I don’t write ‘nice.’ I don’t write ‘sweet’, I don’t write ‘lovely’. I don’t write ‘a walk in the park’ either. My writing tends to delve deep into the corners of life that people would rather not talk about. And that’s exactly why I’m fascinated by them. If you read through my repertoire you’d see plays about war, death, postnatal depression, infanticide and other heartwarming themes. In fact, my father’s typical response in the foyer after one of my shows would be a well-meaning smile and the line “Well, that was confronting!”

Let me get things straight. I don’t ever set out to depress anyone. I don’t sit down in front of my laptop and think to myself “Now, what can I cook up this time?” with a maniacal laugh. And of course my plays are always littered with light as well as shadows; there is humour even if it is black. But I’m drawn to exploring situations that I’ve never experienced, understanding characters who are charting unimaginable emotions. I want to imagine. I want to feel what they feel. Through writing I want to learn what I’ve not learnt in my own life. Yet (perhaps).

Which brings me to Boot. A story about a horrific car accident that is the catalyst for the death of a friendship between two teenage girls. Although I’ve been in my fair share of car accidents, I’m fortunate to not have experienced one as tragic as the one Dana and Julia were in. I’m also aware that it was my writing, my words, that put them in that car, on that night. It was my writing that both brought Dana and Julia to life, and gave them this ‘unimaginable’ pain. It was my writing that also ended the lives of the boys in the boot, all characters who hopefully an audience will empathise with in some measure. As the writer I’m therefore also responsible for what the audience will feel – and if they fall in love with the boys, laugh with them and at them, then they are likely to feel sadness for them and their tragic fate.

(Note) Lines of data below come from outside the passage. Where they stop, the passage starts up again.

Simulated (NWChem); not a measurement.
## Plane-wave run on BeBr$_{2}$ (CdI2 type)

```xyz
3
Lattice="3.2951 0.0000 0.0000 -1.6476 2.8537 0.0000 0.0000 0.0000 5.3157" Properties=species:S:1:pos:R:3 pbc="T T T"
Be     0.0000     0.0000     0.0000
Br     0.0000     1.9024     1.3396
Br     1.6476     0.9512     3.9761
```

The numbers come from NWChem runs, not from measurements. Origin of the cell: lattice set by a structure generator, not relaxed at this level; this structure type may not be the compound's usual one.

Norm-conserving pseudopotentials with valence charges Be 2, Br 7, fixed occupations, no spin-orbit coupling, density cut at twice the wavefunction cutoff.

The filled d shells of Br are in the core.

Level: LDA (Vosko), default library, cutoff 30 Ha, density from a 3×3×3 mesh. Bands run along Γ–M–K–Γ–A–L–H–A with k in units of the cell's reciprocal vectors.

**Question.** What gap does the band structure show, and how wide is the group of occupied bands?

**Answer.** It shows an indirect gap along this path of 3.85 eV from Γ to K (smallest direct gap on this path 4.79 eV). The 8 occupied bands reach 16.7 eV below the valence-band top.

As a writer I hold immense power in my words. I’m most aware of this when I’m sitting in an audience seeing one of my plays. Feeling every emotion with them, listening out for every little sound that escapes their mouths, any tell-tale gesture. I’m creating that, but I can’t control how they will respond. And I can’t control what they will think of my story and characters – will they connect with them or will they switch off? Will they like them or not find anything to like about them? Will they think what the characters say or do is reflective of me as a person? (That’s a good one.)

But one thing I never want to do, is try to control their thoughts. Good art (well, the art I love most) has always been subjective, not didactic. The writers whose work I admire most are the ones who will open a wound in front of me, explore what’s inside then, rather than stitch it back up, throw the option to me – what happens next? I want stories to stay with me past the buzzing foyer of conversation and ‘what if’s’, and into the weeks, sometimes months or even years later where I am still experiencing what I was left with. And what I was left with is an aftertaste, whether sweet or rancid, that I can’t get rid of. I might be happy about this, I might not be, but if this happens then the artist has done their job.

Audiences are smart and they want to be treated that way. Each person will leave the theatre with a different taste in their mouth, and there is no right or wrong about it. More so than for any other audience, young audiences deserve this option. The option to have an opinion, to be allowed to place themselves into the story and think of their own ‘what if’s.’ The option to imagine.

Boot is a story about a car crash. About teenagers drinking. Being reckless and stupid. Making mistakes. It’s not my job to have an opinion about that. To judge them or question their actions in any way. To say what I think. To hammer home a message. If my audience finds a message in Dana and Julia’s story, then it’s one of their own making. I didn’t plant it there. I simply opened the wound. Peeled back the layers and invited them to look. Invited them to question. Invited them to imagine.